# cuDF API

## NVIDIA RAPIDS cuDF for GPU-Accelerated Data Processing

This notebook provides a comprehensive exploration of NVIDIA's RAPIDS cuDF library, focusing on its powerful GPU-accelerated data processing capabilities for financial time series analysis. Using Bitcoin price data as our example dataset, we demonstrate how cuDF can significantly enhance performance for data-intensive operations.

### Core Functionality Covered:

- **GPU-Accelerated DataFrame Operations**: Leveraging NVIDIA GPUs for high-speed data manipulation
- **Time Series Processing**: Implementing financial technical indicators with rolling window operations
- **Interoperability**: Seamless conversion between cuDF and pandas for a complete workflow
- **Performance Optimization**: Techniques for maximizing GPU processing efficiency
- **Real-time Data Analysis**: Strategies for processing streaming financial data

### References and Resources:

#### Official Documentation
- **RAPIDS cuDF Documentation**: [Official cuDF API Reference](https://docs.rapids.ai/api/cudf/stable/)
- **Getting Started Guide**: [RAPIDS API Documentation](https://docs.rapids.ai/install/)
- **RAPIDS GitHub Repository**: [rapidsai/cudf](https://github.com/rapidsai/cudf)

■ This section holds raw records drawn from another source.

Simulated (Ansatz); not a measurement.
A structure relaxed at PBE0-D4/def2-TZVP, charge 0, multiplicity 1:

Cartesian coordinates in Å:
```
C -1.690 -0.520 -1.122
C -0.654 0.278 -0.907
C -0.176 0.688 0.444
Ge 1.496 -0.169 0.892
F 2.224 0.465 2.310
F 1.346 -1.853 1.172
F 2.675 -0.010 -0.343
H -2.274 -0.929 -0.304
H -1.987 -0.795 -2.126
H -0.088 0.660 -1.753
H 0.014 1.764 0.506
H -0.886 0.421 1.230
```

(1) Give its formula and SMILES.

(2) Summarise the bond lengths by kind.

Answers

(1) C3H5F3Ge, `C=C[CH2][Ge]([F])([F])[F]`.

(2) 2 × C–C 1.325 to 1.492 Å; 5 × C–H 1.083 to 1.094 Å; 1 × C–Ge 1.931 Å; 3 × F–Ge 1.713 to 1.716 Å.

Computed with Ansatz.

#### Project Documentation
- **Detailed API Guide**: See `notebook/cudf.API.md` for a comprehensive overview
- **Data Source**: [CoinGecko API Documentation](https://www.coingecko.com/en/api/documentation)

#### Academic References
- Raschka, S., Patterson, J., & Nolet, C. (2020). Machine Learning in Python: Main developments and technology trends in data science, machine learning, and artificial intelligence. *Information*, 11(4), 193.
- Harris, C.R., Millman, K.J., van der Walt, S.J. et al. (2020). Array programming with NumPy. *Nature*, 585, 357–362.

In [None]:
import os
import sys
import time
import pandas as pd
import numpy as np
import plotly.graph_objects as go
from datetime import datetime, timedelta
from dotenv import load_dotenv
import sklearn
import sklearn.linear_model
import sklearn.preprocessing
from sklearn.linear_model import LinearRegression
from sklearn.preprocessing import StandardScaler

# Add the parent directory to sys.path.
sys.path.append('..')
from utils.cudf_utils import (
    fetch_bitcoin_price, fetch_historical_data, add_to_dataframe,
    compute_moving_averages, compute_volatility, compute_rate_of_change,
    compute_rsi, plot_bitcoin_data, save_to_csv, load_from_csv
)

# Load environment variables.
load_dotenv()

# Import cuDF.
import cudf

## 1. Fetching Historical Bitcoin Data

Let's fetch some historical Bitcoin price data from the CoinGecko API.

In [None]:
# Fetch 90 days of historical data.
days = 90
print(f"Fetching {days} days of historical Bitcoin price data...")

# Start timing.
start_time = time.time()

# Fetch data.
historical_data = fetch_historical_data(days=days)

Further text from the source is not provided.